Lutra Kveik in my fermenter... still good?

Homebrew Talk - Beer, Wine, Mead, & Cider Brewing Discussion Forum

Help Support Homebrew Talk - Beer, Wine, Mead, & Cider Brewing Discussion Forum:

This site may earn a commission from merchant affiliate links, including eBay, Amazon, and others.

luckybeagle

Making sales and brewing ales.
Joined
Apr 30, 2018
Messages
482
Reaction score
156
Location
Springfield, Oregon
Hey yall, just wondering what the risk is for repitching some of this slurry. I brewed a 5.5% ABV pale using Lutra Kveik from Omega and racked it 48 hours ago to a keg using a pressure transfer. I want to now use it in an American Amber wort.

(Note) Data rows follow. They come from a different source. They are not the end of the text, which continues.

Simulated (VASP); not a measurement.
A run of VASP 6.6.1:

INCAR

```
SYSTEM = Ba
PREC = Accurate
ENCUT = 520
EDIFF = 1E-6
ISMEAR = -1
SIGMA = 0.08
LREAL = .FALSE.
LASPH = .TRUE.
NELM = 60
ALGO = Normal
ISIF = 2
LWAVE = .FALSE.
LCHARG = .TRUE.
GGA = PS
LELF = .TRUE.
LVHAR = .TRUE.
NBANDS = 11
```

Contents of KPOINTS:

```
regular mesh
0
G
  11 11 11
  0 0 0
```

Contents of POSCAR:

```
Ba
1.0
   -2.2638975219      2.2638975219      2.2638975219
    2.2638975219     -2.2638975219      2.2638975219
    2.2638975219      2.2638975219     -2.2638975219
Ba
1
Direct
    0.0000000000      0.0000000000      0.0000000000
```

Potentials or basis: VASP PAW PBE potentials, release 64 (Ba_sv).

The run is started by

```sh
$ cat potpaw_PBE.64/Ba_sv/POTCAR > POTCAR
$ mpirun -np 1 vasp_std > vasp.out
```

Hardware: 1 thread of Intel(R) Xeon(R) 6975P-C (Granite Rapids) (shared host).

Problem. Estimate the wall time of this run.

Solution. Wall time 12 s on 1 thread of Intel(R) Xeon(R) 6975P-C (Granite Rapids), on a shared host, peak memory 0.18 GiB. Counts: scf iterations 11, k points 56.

I left the fermenter--a Fermzilla--in my garage (50F +/- a few degrees) since racking it, with the pressure relief valve left cracked to prevent pressure build up and rupturing. I did this by lifting the valve and rotating the ring so it can't close. There's maybe a quart of slurry in the fermenter with about as much beer.

If this was a normal ale yeast I'd scrap the yeast and be a little hard on myself for being lazy, but seeing as it's Kveik, do you think its viability is compromised being in those conditions with the pressure relief valve lifted? I'd hate to throw away good yeast if the odds of it being compromised are super low!

Thank you!
 
Two questions: How warm was it when you put it in the garage? When are you planning to use it?

As your fermenter cooled from room temp to 50, it sucked in garage air along with dust, microbes, wild yeasties, etc. The 50 degrees likely slowed any activity, but when you introduce that slurry to a nice, warm, sugary wort, anything in there is going to take off.

If you were going to pitch a batch on it right away (today or tomorrow), I'd say take a chance. But if that's not the case, I would ditch it.
 
Two questions: How warm was it when you put it in the garage? When are you planning to use it?

As your fermenter cooled from room temp to 50, it sucked in garage air along with dust, microbes, wild yeasties, etc. The 50 degrees likely slowed any activity, but when you introduce that slurry to a nice, warm, sugary wort, anything in there is going to take off.

If you were going to pitch a batch on it right away (today or tomorrow), I'd say take a chance. But if that's not the case, I would ditch it.
Hey! Sorry, I should've clarified. The batch was crashed in my chest freezer to 36F. It warmed up to 50F or so in my garage since I pulled the fermenter out of the chamber to make room for another beer. So there's possibly a CO2 blanket from the warming and offgassing sitting on top of the cake/small amount of beer. Do you think that further enhances the safety of the slurry since there was likely a positive pressure rather than a suction effect?

I'd likely jar it up today and brew it later this week, or potentially just brew it tonight.
 
Hey! Sorry, I should've clarified. The batch was crashed in my chest freezer to 36F. It warmed up to 50F or so in my garage since I pulled the fermenter out of the chamber to make room for another beer. So there's possibly a CO2 blanket from the warming and offgassing sitting on top of the cake/small amount of beer. Do you think that further enhances the safety of the slurry since there was likely a positive pressure rather than a suction effect?

I'd likely jar it up today and brew it later this week, or potentially just brew it tonight.
Yeah, that's a bit different. I think it'd be OK.
 
Related. I recently used nearly 2 year old Voss Kveik in my pale ale. The yeast was saved and refrigerated from an overbuilt starter back in 2020. I took it out of the fridge, made a 2L starter with it, and it fermented the pale down to around 1.010.